TOKYO -- The worldwide blank silicon wafer market is expected to rebound after a horrific year in 2001, but the business is not projected to grow as fast as vendors would like in 2002, according to a new report from Dataquest Inc. here today.
Worldwide silicon wafer revenues totaled $5.4 billion in 2001, a 31% decline from $7.8 billion in 2000, according to Dataquest, based in San Jose.
"Clearly, 2001 was a severe year for the silicon wafer industry. Such a dreary double-digit decline in million square inches (MSIs) demand had not been seen since 1985," said Takashi Ogawa, who tracks the market for Dataquest.
"At the same time, however, the year marked the burgeoning of the 300-mm wafer market, which showed significant presence for the first time," he said. "In fact, if it weren't for commercial shipments of the premium price product, the entire wafer market would have sunk more deeply due to the across-the-board declines in demand and price for standard products."
Gartner Dataquest analysts said the market will begin to see increased sales in 2002, "but it won't be as quick as manufacturers would like."
"300-mm wafer demand will grow moderately in 2002 and will ramp up in 2003," Ogawa said. "As the 300-mm ramp looms, major players will accelerate the move toward the industry's reorganization. As a result, we expect the industry's market share structure, which was relatively unchanged in the past decade, could change appreciably in the next three to five years," he added.

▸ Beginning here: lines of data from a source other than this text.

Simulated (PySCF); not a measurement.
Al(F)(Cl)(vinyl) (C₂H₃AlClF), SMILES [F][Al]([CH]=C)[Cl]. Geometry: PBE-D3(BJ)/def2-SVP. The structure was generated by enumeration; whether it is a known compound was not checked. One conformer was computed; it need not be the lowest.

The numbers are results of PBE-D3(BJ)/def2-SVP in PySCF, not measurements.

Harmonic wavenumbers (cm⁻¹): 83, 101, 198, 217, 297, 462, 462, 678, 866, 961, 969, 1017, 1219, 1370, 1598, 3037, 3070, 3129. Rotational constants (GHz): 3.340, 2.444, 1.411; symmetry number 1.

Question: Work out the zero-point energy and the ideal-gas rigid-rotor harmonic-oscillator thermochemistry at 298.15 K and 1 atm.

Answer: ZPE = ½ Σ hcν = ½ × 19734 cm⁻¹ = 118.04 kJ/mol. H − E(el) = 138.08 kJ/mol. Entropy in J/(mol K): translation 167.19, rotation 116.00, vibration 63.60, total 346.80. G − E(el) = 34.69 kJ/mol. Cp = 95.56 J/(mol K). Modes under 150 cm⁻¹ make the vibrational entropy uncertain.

At the same time, the current downturn in the IC market caused a reshuffling in the worldwide rankings among vendors in 2001.
Japan's Shin-Etsu Handotai (SEH) remained the top silicon wafer supplier in terms of worldwide market share, with 27.9% of the business in 2001, up from 23.9% in 2000, according to Dataquest. SEH's sales were $1.501 billion in 2001, down 19.4% from 2000, according to Dataquest.
Germany's Wacker Siltronic AG maintained the No. 2 posit ion in the market and experienced a slight gain in market share in 2001. But Japan's Sumitomo Metal Industries moved past U.S.-based MEMC Electronics Materials into the No. 3 ranking, the report said.
MEMC fell to fourth place, while Japan's Mitsubishi Materials Silicon was in fifth. Earlier this year, Sumitomo Metal Industries and Mitsubishi Materials merged to form Silicon United Manufacturing Corp. (SUMCO).